In an article for The Guardian, Mad as Hell co-writer and director Cassie McFarlane describes hearing about Eletha Barrett from her aunt in Jamaica. She heard tales of the Barrett’s wildness, this poised beehived woman who scandalised the neighbourhood in her seduction of a movie star, once seen stripping from elegant couture to a bikini on a hotel terrace. She sounds a fascinating character, the third wife of actor Peter Finch (famous for the title ‘mad as hell’ speech in the film of Network) who apparently tamed his womanising ways, and exuded class and grace in the face of prejudice at the academy and on her home turf.
Was she an innocent island girl, butted across international movie sets in Peter Finch’s headwind? Or a strong and independent partner in his ‘up yours’ attitude to the racist attitudes of the day?
Vanessa Donovan walks confidently in Barrett’s shoes, her head held high and her spirit unbowed. She disrupts any easy division between America’s bigotry and liberal Jamaica of the period, expressing her own classist disgust at Rastafarians despite having had her own relationship looked down upon in island society. It was not considered shocking for Finch to marry a local, the snobbery was for her lowly heritage. Donovan’s affection for her ‘Finchy’ (Stephen Hogan) comes across as genuinely sweet and unforced, but is in this narrative rendered rather inexplicable.

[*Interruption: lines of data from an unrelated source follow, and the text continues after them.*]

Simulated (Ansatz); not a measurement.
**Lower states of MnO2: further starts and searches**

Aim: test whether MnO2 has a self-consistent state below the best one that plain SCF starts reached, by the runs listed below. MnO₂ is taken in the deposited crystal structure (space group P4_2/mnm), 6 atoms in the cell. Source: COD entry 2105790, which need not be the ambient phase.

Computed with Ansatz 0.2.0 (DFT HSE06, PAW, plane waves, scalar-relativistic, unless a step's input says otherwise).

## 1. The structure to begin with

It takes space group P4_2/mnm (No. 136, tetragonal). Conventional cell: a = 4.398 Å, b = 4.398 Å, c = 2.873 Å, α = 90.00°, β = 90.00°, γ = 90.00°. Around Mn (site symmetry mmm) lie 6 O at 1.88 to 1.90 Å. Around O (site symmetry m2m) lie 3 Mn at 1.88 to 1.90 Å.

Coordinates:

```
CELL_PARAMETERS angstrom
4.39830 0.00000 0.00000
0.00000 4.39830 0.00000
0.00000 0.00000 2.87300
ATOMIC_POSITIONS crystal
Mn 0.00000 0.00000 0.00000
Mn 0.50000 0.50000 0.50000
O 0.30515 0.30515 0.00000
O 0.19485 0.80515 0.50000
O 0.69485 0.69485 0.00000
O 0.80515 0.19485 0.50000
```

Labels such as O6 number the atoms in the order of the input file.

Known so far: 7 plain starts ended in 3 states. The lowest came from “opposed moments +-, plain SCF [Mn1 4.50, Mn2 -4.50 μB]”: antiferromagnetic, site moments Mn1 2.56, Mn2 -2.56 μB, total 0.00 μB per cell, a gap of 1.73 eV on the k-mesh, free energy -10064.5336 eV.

Finch’s lack of appeal has nothing to do with Hogan’s excellent performance, in fact he’s right on the money with this dude that existed at somewhere on the road of good intentions and white saviour complex. ‘You need to go to Jamaica to get laid now we’re getting equality,’ accuses his discarded girlfriend Daisy (Alexandra Mardell) ‘You want to still feel like the white master.’ The cuttingly hilarious Mardell articulates the unsaid in Mad As Hell, the difficulty in truly investing in Finch and Barrett’s romance when its foundations are so questionable. The 30-year age gap, his callous initial attitude to her (standing her up humiliatingly on their first date), his alcoholic lording over the dancehall like some colonialist throwback, his unrepentant past of infidelity and abandonment of his children, make her devotion seem, at best, misguided.
The production is frustrating in its inconsistency, when it is good it is very good and when its bad, it’s bleurrgh. The acting is stellar, the writing frequently fresh, the accents bang on and the wigs so perfect as to be lustful. But the stakes never feel high and the romance between our leads surprisingly pedestrian considering their circumstances. McFarlane’s direction is also hampered by overly long clunky scene changes which largely consist of moving a noisy drinks trolley from one edge of the set to the other. An action largely negated by the fact that no character can seem to remember which glass they are drinking out of.
The play doesn’t just fail the Bechdel test in the lack of interaction between two women (the one encounter they have ends in Daisy congratulating Finch on his ‘choice’ in Eletha. WHY DO THEY THINK HE’S SUCH A CATCH? Seriously, is it just the fame? The money? – Don’t try and tell us it’s his jive dancing. We don’t believe you) but even Barrett’s soliloquies eternally circle Finch as the centre of her universe. There is a captivating story to be told here (maybe two, Daisy’s aside as to being the first black woman to star in a Carry-On film feels like it has legs as a one woman show) but for it to emerge, the spotlight feels like it needs to be swung away from Finch and fully onto the woman who was the talk of the island.